I have a Chevy in mine. T-10 4 speed, aluminum bell, aluminum flywheel, so it might actually be lighter than your automatic setup. IIRC, I cut my stock Commander front coils maybe 3/4ths of a turn.

Everybody's definition of "proper height and rake" is different. If your definition is similar to mine (see pic below) I can measure mine for you.

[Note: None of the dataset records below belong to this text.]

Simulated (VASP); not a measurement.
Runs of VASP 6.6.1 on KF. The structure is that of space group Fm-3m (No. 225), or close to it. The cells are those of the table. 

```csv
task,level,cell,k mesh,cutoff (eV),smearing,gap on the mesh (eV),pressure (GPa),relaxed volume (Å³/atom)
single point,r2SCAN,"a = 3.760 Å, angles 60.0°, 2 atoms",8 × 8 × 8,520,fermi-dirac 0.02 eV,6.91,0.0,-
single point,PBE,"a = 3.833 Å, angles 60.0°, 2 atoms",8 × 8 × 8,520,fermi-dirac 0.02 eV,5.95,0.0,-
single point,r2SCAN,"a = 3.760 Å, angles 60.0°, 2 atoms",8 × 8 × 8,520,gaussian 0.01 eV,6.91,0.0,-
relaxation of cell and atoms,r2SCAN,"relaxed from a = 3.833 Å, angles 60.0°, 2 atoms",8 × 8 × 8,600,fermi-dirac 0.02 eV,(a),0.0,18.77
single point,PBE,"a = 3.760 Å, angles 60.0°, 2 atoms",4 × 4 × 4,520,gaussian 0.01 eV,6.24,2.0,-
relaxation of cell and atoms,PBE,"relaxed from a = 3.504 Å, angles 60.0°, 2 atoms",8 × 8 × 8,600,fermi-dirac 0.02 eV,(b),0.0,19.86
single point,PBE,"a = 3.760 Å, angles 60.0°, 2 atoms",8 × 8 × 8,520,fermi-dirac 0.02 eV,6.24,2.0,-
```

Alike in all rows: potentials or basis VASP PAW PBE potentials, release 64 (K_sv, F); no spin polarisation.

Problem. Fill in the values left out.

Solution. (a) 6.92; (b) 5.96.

http://farm1.static.flickr.com/132/337488631_093fcbbeec_m.jpg
Dick Steinkamp
Bellingham, WA

gotcha
12-31-2006, 03:57 PM
Thanks Dick...I have always liked the way your car sits. The car does not have the front sheet metal on...however I have placed two full size adults on the frame horns, and the coils moved about 1/2 inch. About 320 lbs. You can jump up and down on the frame at the front frame horns, and not move the coils or a-arms one inch. (no shocks attached) You would think it would go up and down like a yo-yo. There is no binding, it is simply like the coils are rigid. It is a small block with DZ crossram (aluminum) dual holleys, tubular Sanderson headers, AC, etc. so it is somewhat light. I used the people to replicate the sheet metal weight for reference. (high tech) If you could give me some measurements, it would sure help. Thanks for the responses. Bob

Tom B
12-31-2006, 07:52 PM
When I had my '53 coupe rebuilt, (232 V8, OD transmission) HD springs were installed and it sat 3 inches too high in front. I had a spring shop remove two inches from the springs and it sits just right. I'm not sure what it would take with a SBC, but probably more. The HD springs must have been not for the V8, but for heavy duty service, cop car or taxi.

Tom Bredehoft
'53 Commander Coupe
'60 Lark VI
'05 Legacy Ltd Wagon
All three Indiana built OD cars

Dick Steinkamp
12-31-2006, 08:05 PM
I'll measure for you, Bob. Tell me exactly what you'd like me to measure from.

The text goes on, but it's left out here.